Laura Cantrell








CQ
To be fair, the first half of 2002 is hard to remember. Something about being cold, then warming up to stifling heat. Proper memories return somewhere around August or September. Unfortunately, most of those memories are shared with Mario as he/I battled a fake impostor Mario (in a strange twist that Philip Roth would appreciate) on the Isle Delfino. But a few things did push through the clamor of the brain to be truly memorable

• Saint Etienne’s latest album Finisterre is a gorgeous return to form by a band whose strength is making chart-topping music for a parallel reality where 60s soul and melody reign supreme. Bob, Pete, and Sarah use elements of their own influences, but create something new. So the single "Action" uses the melody of a Beach Boys song. It's not emulation--its re-creation.

• Country-singer Laura Cantrell’s second album When The Roses Bloom Again hit the same sad and sweet note that her first album did. She makes it seem so easy: host radio show for old forgotten country music, record album of covers and originals on par with covers. Something about the music journalist term “alt-country” seems like a put down. Let’s just call it plain, regular “country” and try to ignore the sequin and ill-advised fireworks that have invaded the genre in the popular mind. That’s a battle worth fighting.

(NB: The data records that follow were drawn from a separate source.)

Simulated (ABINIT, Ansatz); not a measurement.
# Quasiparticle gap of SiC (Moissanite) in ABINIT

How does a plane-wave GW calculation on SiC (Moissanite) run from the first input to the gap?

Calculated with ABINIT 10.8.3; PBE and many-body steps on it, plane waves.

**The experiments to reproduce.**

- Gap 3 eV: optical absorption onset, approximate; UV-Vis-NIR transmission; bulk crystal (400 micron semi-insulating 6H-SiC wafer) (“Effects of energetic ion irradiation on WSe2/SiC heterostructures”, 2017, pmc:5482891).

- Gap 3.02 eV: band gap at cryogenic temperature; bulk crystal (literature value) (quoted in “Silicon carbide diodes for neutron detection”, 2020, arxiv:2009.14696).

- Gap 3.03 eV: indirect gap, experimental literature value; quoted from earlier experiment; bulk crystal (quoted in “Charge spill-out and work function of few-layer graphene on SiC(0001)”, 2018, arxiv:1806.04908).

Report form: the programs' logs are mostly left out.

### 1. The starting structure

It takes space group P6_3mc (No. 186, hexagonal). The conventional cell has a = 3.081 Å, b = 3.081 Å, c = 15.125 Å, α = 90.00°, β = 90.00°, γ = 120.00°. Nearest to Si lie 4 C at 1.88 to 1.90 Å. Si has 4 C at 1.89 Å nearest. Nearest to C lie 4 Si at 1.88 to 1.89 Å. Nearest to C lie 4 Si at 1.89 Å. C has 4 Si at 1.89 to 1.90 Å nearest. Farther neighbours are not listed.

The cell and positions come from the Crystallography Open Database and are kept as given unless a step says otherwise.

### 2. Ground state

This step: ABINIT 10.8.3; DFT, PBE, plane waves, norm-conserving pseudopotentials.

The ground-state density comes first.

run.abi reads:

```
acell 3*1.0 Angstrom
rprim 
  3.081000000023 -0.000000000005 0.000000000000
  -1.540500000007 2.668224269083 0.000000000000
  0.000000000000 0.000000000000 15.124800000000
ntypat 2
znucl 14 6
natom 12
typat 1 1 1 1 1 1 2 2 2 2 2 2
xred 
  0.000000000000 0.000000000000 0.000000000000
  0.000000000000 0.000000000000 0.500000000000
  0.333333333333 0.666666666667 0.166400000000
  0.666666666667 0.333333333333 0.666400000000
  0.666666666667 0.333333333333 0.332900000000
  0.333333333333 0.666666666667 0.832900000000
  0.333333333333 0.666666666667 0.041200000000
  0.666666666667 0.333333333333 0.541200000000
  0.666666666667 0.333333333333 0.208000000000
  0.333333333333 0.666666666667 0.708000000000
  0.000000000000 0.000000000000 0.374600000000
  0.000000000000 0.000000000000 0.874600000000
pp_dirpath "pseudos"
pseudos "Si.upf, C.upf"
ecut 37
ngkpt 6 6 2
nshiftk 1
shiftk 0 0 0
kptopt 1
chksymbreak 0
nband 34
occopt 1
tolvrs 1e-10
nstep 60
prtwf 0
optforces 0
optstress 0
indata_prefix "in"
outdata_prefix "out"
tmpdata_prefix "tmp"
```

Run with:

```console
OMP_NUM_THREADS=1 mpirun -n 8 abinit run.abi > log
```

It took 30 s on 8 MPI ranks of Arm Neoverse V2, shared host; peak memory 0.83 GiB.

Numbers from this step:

• A few years ago a roommate was remarked on my resemblance to Leonard Cohen. It wasn’t my face so much, or even my voice—the resemblance was based on a winter coat. The type of coat Leonard Cohen would wear, he said. Others agreed to this assessment when questioned. But my relationship with Mr Cohen was left at that—a shadow resemblance based on clothing. Now that that coat lives in the back of the closet, Mr Cohen’s records are in frequent rotation here. He never sings about a coat though; his poetry concerns loftier ideas.

• The movie within the movie CQ would have been a fine feature itself: a Barbarella-inspired international spy gal clad in leather jumpsuits and taking down Paris 1969 rebels on the moon. But that film wasn't even the point. A young director tries to find his way between truth and fiction, back when truth didn't seem such an illusion. He finds what he is looking for, or a something else on the way.

• Lynne Ramsay's second film, Morvern Callar, is adapted from Alan Warner's novel of the same name. Morvern wakes up one morning to find her boyfriend's body on the floor with a completed novel and love note on the computer. So she travels to Spain with her favorite mixtape… (Other details withheld to encourage more viewers to see the movie). Ramsay lets the camera just linger... on a hand stretching towards the sea… a hand against a chest. One quibble: Morvern only lights a Silk Cut with the goldish lighter twice. And one of those times the lighter doesn't even work.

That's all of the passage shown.